Many types of cherry trees are known to produce suckers, such as chokecherries and Canadian red cherries. Suckers are not just unsightly, but they use nutrients and water that the cherry tree needs to thrive. Unfortunately, suckers are difficult to control; and while it's possible to stop or inhibit their growth, without constant attention, they will sprout again, or new ones will grow.
Things You'll Need
- Pruning shears or hand saw
- Napthaleneacetate (NAA)
- Plastic sheeting
Remove the cherry tree suckers before they reach 10 inches in length. Cut them off with pruning shears or a hand saw. Many grow from the ground so dig down a bit to cut so you are not left with little stumps that interfere with foot traffic.
Spray the point at which you cut the suckers with a chemical product made to prevent sucker growth, also known as a plant growth regulator, napthaleneacetate (NAA). This will help prevent regrowth in the same spot for three to five months.
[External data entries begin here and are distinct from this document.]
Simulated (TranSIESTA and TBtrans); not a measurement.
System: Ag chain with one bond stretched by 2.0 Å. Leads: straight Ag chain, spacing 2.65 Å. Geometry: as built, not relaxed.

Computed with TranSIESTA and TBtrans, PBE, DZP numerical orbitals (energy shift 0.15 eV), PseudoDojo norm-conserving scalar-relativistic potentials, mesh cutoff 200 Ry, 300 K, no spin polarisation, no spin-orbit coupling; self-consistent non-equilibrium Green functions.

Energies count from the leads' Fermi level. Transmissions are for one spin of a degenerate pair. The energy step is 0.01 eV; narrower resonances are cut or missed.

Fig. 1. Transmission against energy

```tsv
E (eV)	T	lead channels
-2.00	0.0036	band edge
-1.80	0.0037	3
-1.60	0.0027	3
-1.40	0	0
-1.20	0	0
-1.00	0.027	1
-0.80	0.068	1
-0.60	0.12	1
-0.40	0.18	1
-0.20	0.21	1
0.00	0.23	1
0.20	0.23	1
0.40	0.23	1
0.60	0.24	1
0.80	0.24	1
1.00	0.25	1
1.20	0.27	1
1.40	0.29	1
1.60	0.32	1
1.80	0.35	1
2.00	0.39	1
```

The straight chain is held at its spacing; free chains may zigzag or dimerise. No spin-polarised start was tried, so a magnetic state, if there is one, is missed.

Cover the area with thick plastic sheeting as an alternative to spraying the stumps with NAA. Then cover the plastic with 3 to 4 inches of mulch. This will help stop the suckers from growing, but more attention will need to be paid to watering the tree. Remove the plastic every week or two and water the tree with 1 to 2 inches of water. Remove the plastic in the fall when sucker growth is less of a problem. Replace the sheeting in the spring if necessary.